011B

Math is cool, and my 16 year old son is looking at me like I'm even older than I am. First of all, you may have been sent here because you missed Question 11 of the amazing math maze (twice). Or, you may have just done a search for the title of this page. Either way, you're in a good place. I'll address the question first and then I'll pontificate a bit on the coolness of mathematics.

In our equation examples, x and y are the variables. You plug in a value for x and it gives you a value for y. So, the value of y is dependent on the value that you give to x. The exponent or power of x determines the type of equation. If you set up one side of the equation to be y and have that equal to something else, we can look at the exponent of x and determine whether the exponent is a 1 or not. If the power of x is 1, then the equation is linear.

To make things a little more confusing, if there is no exponent, we assume the exponent is 1. So, in the equation y = x, the exponent of x is considered to be 1. In our question, we had the following choices.

a) y = x + 4

b) y = x + 2^{2}

c) y = x^{2} + 7

d) y = 4x + 4

Most of the equations are linear. You were supposed to pick the one equation that was __not__ linear. There is no exponent on x in "a", so we assume an exponent of 1. Choice "a" is linear. I tried to trick you in choice "b". The exponent on the 2 is not an exponent on x. There is no exponent on our variable x, so we assume it to be 1. The answer is not "b". In "c" x has an exponent of 2. The exponent is the number above the rest of the numbers. Since it's a 2, it means take x times itself. If it was a 4 it would mean take x times itself 4 times. If x has an exponent that is not 1, then x is not linear.

Let's give it one more try. Remember to choose the one that does not have an exponent of x that is 1. By the way, the reason we call these linear is because - if you graph them - the solution points form a straight line.

a) y = x + 3

b) y = - x^{2} + 7

c) y = x + 2^{4}

d) y = 3x + 3

Click the letter corresponding to the equation that is __not__ linear.

Well, no - not really. Math is Cool in the sense that it is extremely powerful. It is always correct. And I believe it to be the language of God. But, if - by "Cool", you mean it will make you attractive to the opposite sex. Well, probably not. However, to be fair - I am happily married and I've always been a nut about math.

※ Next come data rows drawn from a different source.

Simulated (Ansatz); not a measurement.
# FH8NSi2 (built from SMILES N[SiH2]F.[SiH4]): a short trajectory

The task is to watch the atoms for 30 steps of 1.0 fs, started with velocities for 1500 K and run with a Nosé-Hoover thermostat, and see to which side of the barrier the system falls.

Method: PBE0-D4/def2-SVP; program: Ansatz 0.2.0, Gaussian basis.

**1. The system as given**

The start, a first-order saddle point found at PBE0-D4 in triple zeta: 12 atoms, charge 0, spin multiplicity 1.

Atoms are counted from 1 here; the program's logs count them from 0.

There's an interesting website with an article that attempts to answer the question "Why Must I Learn Math" by Mark Karadimos. But does it make you "cool". I don't really know. Will a lack of mathematics make you an idiot - definitely. You'll soon find yourself making statements like - "The town was decimated by a horrific flood" which actually means that 90% of the town was untouched. Wait a minute, that may not be math - this could be a vocabulary problem.

So - "Math is Cool", that statement is up for debate. Should math be cool? Definitely!